In my house, scary movies are a rare occurrence. Something about having watched cult-classic The Shining as an almost-seven year-old at my sister’s ninth birthday party scarred me forever. So, when we pulled our suitcases down the long wood-paneled hallway of the Timberline Lodge – the actual hotel that’s featured in the exterior shots of the Overlook Hotel in The Shining – and Barrett turned and whispered in his creepiest British accent, “Come and play with us, Danny. Come and play with us,” I just about turned around and walked right out.
Thankfully, the twins never made a real appearance. And our weekend was full of fresh powder, piping hot drinks topped with fluffy whip, and tacos eaten around outdoor fire pits with the softest snow dust falling overhead. Here’s a little peek at the winter white dream that was our weekend at the historic Timberline Lodge.
9am // We pull into a parking lot that’s covered in snow. We don’t worry about checking in because the sun is shining and Barrett is actually fidgeting in angst to put board to powder. We pull on our boots – him cushy snowboard boots, me the 10-pound ice blocks that are ski boots – and hit the slopes.
11am // I once read that you burn a thousand calories per hour of skiing. I’m fairly certain that only applies to Olympic athletes, which needless to say I am not, but I carry it around in my head for those times when I need a break. Or when garlicky truffle fries topped with pastrami are calling my name. The newly renovated Wy’East Café isn’t necessarily a luxurious place to dine, but it’s fast, affordable, and offers a variety of options from fries to burgers to tempeh brown rice bowls.
12pm // We’re back at it. Snow starts falling and, with our ski legs now officially warmed up, we resolve to work our way alongside the mountain to get in a solid few hours of skiing before the next snack break – me wobbling down the mountain thanks to the fifteen pounds of camera gear strapped to my back, Barrett searching for all the things on the trail to jump, ride, or otherwise injure himself on. Show off.

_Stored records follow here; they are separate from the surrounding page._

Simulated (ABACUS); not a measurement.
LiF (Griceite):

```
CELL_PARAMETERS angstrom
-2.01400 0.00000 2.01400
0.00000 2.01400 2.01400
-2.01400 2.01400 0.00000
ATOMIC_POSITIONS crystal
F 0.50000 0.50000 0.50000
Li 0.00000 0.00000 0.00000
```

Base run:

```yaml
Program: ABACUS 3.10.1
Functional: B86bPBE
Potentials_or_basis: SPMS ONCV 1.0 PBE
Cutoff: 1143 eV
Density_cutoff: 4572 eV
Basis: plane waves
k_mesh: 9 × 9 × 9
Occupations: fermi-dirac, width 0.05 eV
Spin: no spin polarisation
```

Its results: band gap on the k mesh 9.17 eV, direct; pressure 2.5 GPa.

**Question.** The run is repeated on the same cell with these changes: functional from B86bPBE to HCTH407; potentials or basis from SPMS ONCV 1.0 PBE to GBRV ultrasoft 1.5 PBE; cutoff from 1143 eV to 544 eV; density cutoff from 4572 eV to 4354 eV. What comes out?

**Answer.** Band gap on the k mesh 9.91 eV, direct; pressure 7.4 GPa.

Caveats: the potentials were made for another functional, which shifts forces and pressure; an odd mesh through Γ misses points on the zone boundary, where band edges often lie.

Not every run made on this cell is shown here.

1:30pm // Just a few weeks ago, Phlox Point Cabin – an historic on-mountain cabin that’s been renovated into a restaurant – quietly opened. With few signs and an absence on the trail map, most visitors aren’t even aware it exists. (Yet.) At the advice of a ski area host, we headed down one trail, hung right past the lift, then left at the split and left again, and in the middle of it, there was the sweetest little amber-colored cabin with smoke spewing from the chimney and several gray Adirondack chairs surrounding a custom-made fire barrel. We kick off our skies, order a few tacos and a couple of beers and sit outside to soak it all in.
3:30pm // By late afternoon, the sun begins to set and the lifts begin shutting down for the night. Hot-drink fueled après ski is a right, not a privilege, when you’ve spent the day skiing (remember, the thousand-calorie lie) so I order a Moroccan Coffee from the Y Bar in the Day Lodge—in other words, hot coffee topped with a hefty dose of 151, coffee liqueur, and Irish Cream. Thankfully, I don’t have to put skies back on my feet or else things could have gotten, well, wobbly. We check into our room, Barrett terrifies me with the chilling aforementioned twins quote from The Shining, and, once I calm down, we get ready for drinks and dinner.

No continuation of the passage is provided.